Then there is the Cam Newton scandal/saga.  It has been widely reported that Newton's father, Cecil, shopped the services of the Auburn starting quarterback to the highest bidder.  The NCAA and Auburn did what they concluded to be a thorough investigation on the matter and concluded that while the elder Newton was in the wrong, Cam Newton was absolved of any wrongdoing.  These findings were independent of an ongoing FBI investigation into claims that the Newton's tried to extort money from any university.  I must admit that I have not read up on all of the NCAA bylaws, but it seems even to me to say that Cam Newton did not know his father was shopping him around to different universities is just plain ludicrous.

By this time you're probably wondering: what's my point? I am glad you asked.  Because it seems that in mainstream media today, the SEC can do no wrong, and the Big Ten can't even tie its collective shoes without doing something wrong.  And this has become a disturbing trend.  And I think I have figured out why.  One reason is the unaminous hatred for anything Ohio State.  Mainstream media cannot stand that Ohio State is consistently in the discussion of the nation's elite teams.  They will try to use every different angle they can to tear down the Buckeye program.  To be fair, Ohio State may not be the number six program in the country, as some would say they lost to their only quality opponent, but if you look at the programs below them you could make an argument that not one of them has a win that puts them decidely(sp) above the Buckeyes.
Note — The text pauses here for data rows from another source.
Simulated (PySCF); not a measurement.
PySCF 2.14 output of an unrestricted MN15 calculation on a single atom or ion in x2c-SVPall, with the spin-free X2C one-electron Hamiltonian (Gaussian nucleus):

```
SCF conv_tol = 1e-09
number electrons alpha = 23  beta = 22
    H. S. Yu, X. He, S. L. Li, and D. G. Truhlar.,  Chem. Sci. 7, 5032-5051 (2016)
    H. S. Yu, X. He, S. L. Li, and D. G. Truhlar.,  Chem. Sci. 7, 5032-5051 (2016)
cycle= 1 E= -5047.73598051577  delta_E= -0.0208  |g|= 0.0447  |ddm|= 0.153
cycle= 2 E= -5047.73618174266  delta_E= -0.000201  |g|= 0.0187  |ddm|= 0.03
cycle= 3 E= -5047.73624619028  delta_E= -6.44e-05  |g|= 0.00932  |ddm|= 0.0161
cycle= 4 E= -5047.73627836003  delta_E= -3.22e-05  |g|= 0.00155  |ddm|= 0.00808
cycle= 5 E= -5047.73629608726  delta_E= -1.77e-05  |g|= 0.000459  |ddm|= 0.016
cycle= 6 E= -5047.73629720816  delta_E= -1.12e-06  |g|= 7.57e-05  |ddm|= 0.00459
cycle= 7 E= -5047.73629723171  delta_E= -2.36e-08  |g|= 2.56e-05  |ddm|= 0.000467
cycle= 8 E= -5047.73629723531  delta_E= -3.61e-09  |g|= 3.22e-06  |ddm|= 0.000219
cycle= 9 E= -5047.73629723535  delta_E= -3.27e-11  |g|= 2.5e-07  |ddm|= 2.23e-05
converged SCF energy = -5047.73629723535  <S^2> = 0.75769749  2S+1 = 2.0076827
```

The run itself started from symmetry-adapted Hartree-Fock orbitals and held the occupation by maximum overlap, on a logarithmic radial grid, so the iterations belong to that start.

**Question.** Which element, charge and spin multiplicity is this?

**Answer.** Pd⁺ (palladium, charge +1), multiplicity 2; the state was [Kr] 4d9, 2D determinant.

And the next reason the media has it in for the Big Ten follows from the first, with the recent decline of the University of Michigan football program, there has not been a consistent challenger to Ohio State in the conference.  Many will argue that with the addition of Nebraska University next season that will change.  While that may be true it doesn't change the current reality  Wisconsin knocked Ohio State from its perch this year, yet some people still wonder had Ohio State been able to cover the opening kickoff if the outcome would have been the same.  The media argues that the SEC is the tougher conference because no one really knows from year to year who will take the crown.  Sure Florida has taken two of the last four BCS titles.  But sandwiched in between are also titles by LSU and Alabama, and, potentially, a third title from Auburn.  But in the Big Ten there has only been one team to consistently make it to the BCS: Ohio State.  Ohio State's struggles in recent BCS contest(s) (they have lost three of their last four games, two to teams from the SEC) only further the media's opinion that the Big Ten is watered down.

So maybe Big Ten expansion isn't such a bad thing after all.  Because maybe it will restore some parity to the conference,  and bit by bit repair its image in the eyes of mainstream media.